Two out of Five stars
Running time: 100 mins

Extremely disappointing sequel that quickly uses up any residual charm the first film had left over.

The Reese Witherspoon vehicle Legally Blonde was something of a surprise hit in 2001, so a sequel was always going to be on the cards. Unfortunately, Legally Blonde 2 appears to be suffering from a severe case of Charlie’s Angels Syndrome – a curious ailment whereby, in striving to emulate the success of an unexpectedly huge hit, all the charm, wit and invention of the predecessor mysteriously disappears.

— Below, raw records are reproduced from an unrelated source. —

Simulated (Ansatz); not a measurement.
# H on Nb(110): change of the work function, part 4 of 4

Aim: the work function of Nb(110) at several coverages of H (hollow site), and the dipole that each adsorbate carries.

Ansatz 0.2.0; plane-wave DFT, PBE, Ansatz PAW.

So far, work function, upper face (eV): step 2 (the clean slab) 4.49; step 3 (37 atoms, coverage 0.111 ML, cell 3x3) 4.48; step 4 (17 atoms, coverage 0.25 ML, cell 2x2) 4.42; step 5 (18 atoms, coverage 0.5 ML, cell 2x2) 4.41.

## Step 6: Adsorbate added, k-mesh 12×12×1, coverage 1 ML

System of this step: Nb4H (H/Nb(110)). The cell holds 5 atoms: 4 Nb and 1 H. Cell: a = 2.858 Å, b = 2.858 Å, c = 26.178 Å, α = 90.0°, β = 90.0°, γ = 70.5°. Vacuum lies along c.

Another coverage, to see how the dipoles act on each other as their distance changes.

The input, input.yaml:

Animal Cruelty As Plot Driver

The plot is basically 'Elle Woods Goes To Washington'. Elle (Reese Witherspoon) has a great job at a prestigious law firm and is engaged to her boyfriend from the first film (Luke Wilson, criminally under-used). The problems start when she decides she wants to invite her chihuahua ('Bruiser')'s "family" to her upcoming wedding, but discovers that Bruiser's Mom is being used as a cosmetics test subject by one of the clients of her law firm.

When she raises the subject at work, she’s promptly sacked, so she goes to Washington in order to try and pass 'Bruiser's Bill'. There, she encounters the same “hilarious” blonde-related prejudices that she found in Harvard in the first movie and swiftly gets the nickname 'Capitol Barbie'. However, Elle may be shallow and obsessed with the colour pink, but she’s no Dumb Blonde, so there are no prizes for guessing how it all works out.

Flat Embarrassing Script

The main problem this time round is the script. There's only really one laugh-out-loud gag and it involves the dog and its unexpected relationship with Southern Senator Bruce McGill’s Rottweiller.

Secondly, the returning support characters from the first film (Jennifer Coolidge’s beautician, Elle’s two best friends) are both over-used and over-indulged – a cheer-leading routine performed for the senators is meant to be one of the film’s high points, but it falls embarrassingly flat.

On the plus side, there’s good support from both Bob Newheart and Sally Field, whose resemblance to Witherspoon is uncanny, so it’s a shame the film doesn’t exploit that.

The other problem involves the originality of the character. The first film had a certain amount of subtle charm - even though you knew a happy ending was inevitable, you never quite knew how you were going to get there and Elle’s actions constantly surprised and delighted you.

This time you've seen it all before and lightning doesn't strike twice. Similarly, a lot of the plot hinges on the idea of ‘Sorority sisters’, which is likely to mean a lot less to British audiences.

That said, the film does have its moments and it's nice to see Bob Newhart in a film again, but it isn't nearly as much fun as the first movie. Not unwatchable, but disappointing.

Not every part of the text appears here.